A bit of a discussion is under way (again) about an alternative to the Democrats. Seth Ackerman has written an article “A Blueprint for a New Party”, for example. His “blueprint” is to focus on the unions – which really means on the union leadership in this case, and to work through the Democratic Party. John Leslie of Phillyworkersvoice has written a reply, talking about “the party we need”.
We should start by considering the method.
It’s not a matter of what “we need” or want. Nor is it possible to draw up a blueprint, especially not in this country in this period. Rather, it’s a matter of how things are likely to develop – not in detail, nor in certainties, but the general process. It is also not a matter of a party of “the left”, but a class question. Writing over 100 years ago, Frederick Engels commented: “The first great step of importance for every country newly entering into the movement is always the organization of the workers as an independent political party, no matter how, so long as it is a distinct workers’ party.”
Working Class Mass Political Party
All political parties are based on one class or another. The Republicans and
the Democrats (as well as the Libertarians) are based on the owners of capital, the capitalist class. There has never been a case in history of a capitalist party being transformed into a working class party, and the Democrats will not be so transformed. The question is how, under what conditions and through what sort of process, will the US working class organize into its own party. Again, not what we want, but what is the most likely general process.

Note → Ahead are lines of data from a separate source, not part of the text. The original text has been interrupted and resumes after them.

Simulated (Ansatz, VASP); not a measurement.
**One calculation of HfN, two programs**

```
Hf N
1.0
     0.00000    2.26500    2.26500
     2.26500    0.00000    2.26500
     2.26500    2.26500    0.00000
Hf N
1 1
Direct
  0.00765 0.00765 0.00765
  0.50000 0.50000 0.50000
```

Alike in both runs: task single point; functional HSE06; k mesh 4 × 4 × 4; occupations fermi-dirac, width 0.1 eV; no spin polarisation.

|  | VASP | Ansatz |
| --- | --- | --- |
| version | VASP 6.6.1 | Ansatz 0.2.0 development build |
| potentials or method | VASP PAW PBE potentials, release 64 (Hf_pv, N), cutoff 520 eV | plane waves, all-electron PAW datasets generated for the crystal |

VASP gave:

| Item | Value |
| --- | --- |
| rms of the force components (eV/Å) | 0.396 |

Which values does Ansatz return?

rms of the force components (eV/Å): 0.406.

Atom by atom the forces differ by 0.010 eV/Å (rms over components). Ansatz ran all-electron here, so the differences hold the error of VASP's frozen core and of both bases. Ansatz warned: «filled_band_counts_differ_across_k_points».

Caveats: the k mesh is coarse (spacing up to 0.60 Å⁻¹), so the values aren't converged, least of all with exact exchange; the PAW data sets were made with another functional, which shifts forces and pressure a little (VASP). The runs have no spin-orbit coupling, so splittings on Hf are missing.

Both Ackerman and Leslie focus a lot on the role of the unions. That makes sense, since even in their greatly weakened state, they remain the only mass organizations of the working class. But what they don’t deal with is the present situation within the unions. The entire union leadership is dedicated to the proposition that for the unions to survive, the members must assure their employers that they, the employers, will be able to compete with the non-union employers, that they will make steady and sufficient profits. (See this article, for a clearer view.) This has direct, concrete consequences. It means granting concessions after concessions and refusing to fight for the members in the daily struggles in the work place. And the result for the members? Demoralization and alienation from the union.
No campaign for the unions to build a wider movement and a political party can succeed without the participation of a mass of the members. But this means that no such campaign can succeed unless it is directly linked to a campaign to transform the unions, to make them the fighting organizations that so many workers struggled and sacrificed for in the first place.
And there’s the rub. Such a struggle has to involve organizing opposition caucuses within the unions. But that is often a bitter and lonely struggle, and given the repression and demoralizing role of the leadership as well as the alienation most members feel from their union, it’s been nearly impossible for such oppositions to make a real breakthrough. (It has happened occasionally, such as in the 1999 Bay Area carpenters wildcat strike. But these have been the exception, not the rule.)
This situation cannot last forever. It won’t last forever. But how is it likely to change?
Broader Social Movements
Broader social movements give a hint. During the “general strike” of Occupy Oakland, a few union members came down looking for a way to link up that movement with their dissatisfaction with their own union leadership. It was similar in the first week of the protests in Ferguson, where some union members got involved. So, the question is how can a broader social movement develop and what are its possible links to the rise of a mass workers’ party?
It seems almost certain that January 20 will mark the start of a new stage in the movement, with more than just the “usual suspects” involved in widespread and persistent struggles against the attacks of the Trump administration. There will be strong efforts to channel this movement into the waiting clutches of the liberal establishment and the Democratic Party, but this will not entirely succeed. Most likely, most of the organizing will start out at the local level, but as a movement develops, it’s hard to see how there won’t be a tendency to come together at the national level – to coordinate as well as draw some conclusions at that level. Wouldn’t this tend to become some sort of national coalition or national organization of some sort?
At the same time, isn’t it likely that wider layers of working class people will tend to get involved, meaning that the working class will tend to stamp its imprint on this movement? And as this movement develops, then and maybe only then will we see a tendency for rank and file union members to organize and rise up to make their unions into the fighting organizations that they were meant to be in the first place.
If that is so, then what will tend to develop is a body, a coalition, whose role is to guide and coordinate – and draw conclusions from – a movement that is increasingly based on the working class. And what is that but the beginnings of a mass workers party?
Put another way, there is a tendency to think of the development of a workers party in the US as being through running candidates for office. But given all the traditions of the struggle in the US – a struggle that has always tended to focus first on the mobilizations in the streets, communities and work places – why should we think that a workers’ party will develop first through elections?
Of course, the issue of elections will be a litmus test. Some – including those close to the nonprofits, the union leadership and other Democratic Party supporters – will argue against this movement/organization-in-the-making running its own candidates. (Ironically, the anarchists will join forces with these liberals.) Some of them will argue for abstaining from elections, while others will argue for supporting the next Bernie Sanders. But abstention will not be an option; the alternatives will be either supporting the Democrats or running our own candidates. That will be a harsh test for this movement in the making. Maybe it will start with running candidates at the local level, where the movement will have a better chance to actually make an impact. But run its own candidates, this movement must do.